Machine learning does not deserve the hype and attention it is getting. Instead of enjoying such inflated expectations, it should be viewed as a helpful, additional security layer to augment the tools and solutions in place.
So said TK Keanini, distinguished engineer, Advanced Threat Solutions at Cisco, during his keynote address at ITWeb Security Summit 2019, in Sandton, this morning.
“Let’s talk about the big picture around machine learning. There are three high-level common techniques: supervised learning, unsupervised learning and reinforcement learning.
“With supervised learning, you know the question you are trying to ask and have examples of it being asked and answered correctly. It has a limited value in security because we don’t often find a ground truth.”
With unsupervised learning, you do not have answers, and may not fully know the questions. “You’re given a ton of data and have to figure it out. Machines help you cluster on that data. This is a very popular technique within retail: capture all the transactions across all stores and spending patterns will emerge.”
With reinforcement learning, it’s a question of trial and error behaviour which is effective in game scenarios. “It’s used in a lot of game play that’s very structured. You can train reinforcement learning because the rules are rigid and participants have an interest in following those rules. Run-books or playbooks could be useful, but not for threat detection.”
So, what did we do before machine learning?

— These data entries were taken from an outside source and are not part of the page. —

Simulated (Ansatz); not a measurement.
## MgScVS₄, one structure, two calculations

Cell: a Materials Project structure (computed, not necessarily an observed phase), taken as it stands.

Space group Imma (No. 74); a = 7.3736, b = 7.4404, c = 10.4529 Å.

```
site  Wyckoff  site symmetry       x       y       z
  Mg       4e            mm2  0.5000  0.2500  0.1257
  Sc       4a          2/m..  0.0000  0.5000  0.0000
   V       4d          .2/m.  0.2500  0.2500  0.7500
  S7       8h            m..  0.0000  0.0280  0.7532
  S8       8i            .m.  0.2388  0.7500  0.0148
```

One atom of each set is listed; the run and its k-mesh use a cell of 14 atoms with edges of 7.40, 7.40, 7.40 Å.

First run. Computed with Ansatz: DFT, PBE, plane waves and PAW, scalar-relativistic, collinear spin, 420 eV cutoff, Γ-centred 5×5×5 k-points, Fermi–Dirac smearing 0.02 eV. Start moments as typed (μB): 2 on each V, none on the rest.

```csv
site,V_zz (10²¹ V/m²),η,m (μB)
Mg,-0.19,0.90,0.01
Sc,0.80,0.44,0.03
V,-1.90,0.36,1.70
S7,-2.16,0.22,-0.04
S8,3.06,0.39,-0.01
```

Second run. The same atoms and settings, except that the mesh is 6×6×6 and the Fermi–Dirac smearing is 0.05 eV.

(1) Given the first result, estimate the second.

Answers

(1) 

Several things, noted Keanini. “Simple pattern matching. I have nothing against using a simple list. If you are high fidelity at the start, you will end up with a high fidelity outcome. Then there’s the statistical methods we learned in high school. These still work. Look at the figures and if you find outliers, you might want to investigate.
“Finally, there’s the rules and first order logic. Through an axiomatic method you can reason whether or not you have a problem.”
It’s about high fidelity analytics, it’s not about machine learning, he stressed.
“Understanding this is the only way we can build resilient security analytics pipelines that can withstand the targeted attacks of today.”
There are pitfalls with machine learning too, Keanini said.
“What is at stake matters. In the case of ‘because you watched Deadpool you might be interested in X-Men or The Flash’, it’s convenient, it’s cool. But, in security, if you receive an alert that says you need to take an executive off the network and quarantine his or her machine, that could be a career-limiting move. You have to be able to explain yourself, and there is nothing in machine learning that lets you do that. The efficacy of the qualifier could mathematically be at 100%, but humans could still not explain it.”
To ensure good machine learning, Keanini said there are six questions to ask a potential vendor. Firstly, how are you applying machine learning in your product and why? Next, how do you measure its effectiveness? Then ask, regarding supervised learning, what are you using for ’ground truth’?
Other questions include what non-machine learning are you using and why? What papers or open source has the vendor published regarding their analytics? And finally, for the machine learning-based assertions, what entailments are provided?
The lesson here is that rather than being used in isolation, machine learning must act as another layer to boost security. We need to harness a pipeline of hundreds of algorithms working in unison for the best hope of successful outcomes.
Finally, machine learning has several technical measures of success, but each one is helpful for a security practitioner. For machine learning to work and be useful, it needs to generate understandable outputs and work within the security context.
But there is a positive side to machines, if we let them play the instrument they should be playing in the larger band. It’s another security tool in the tool-belt.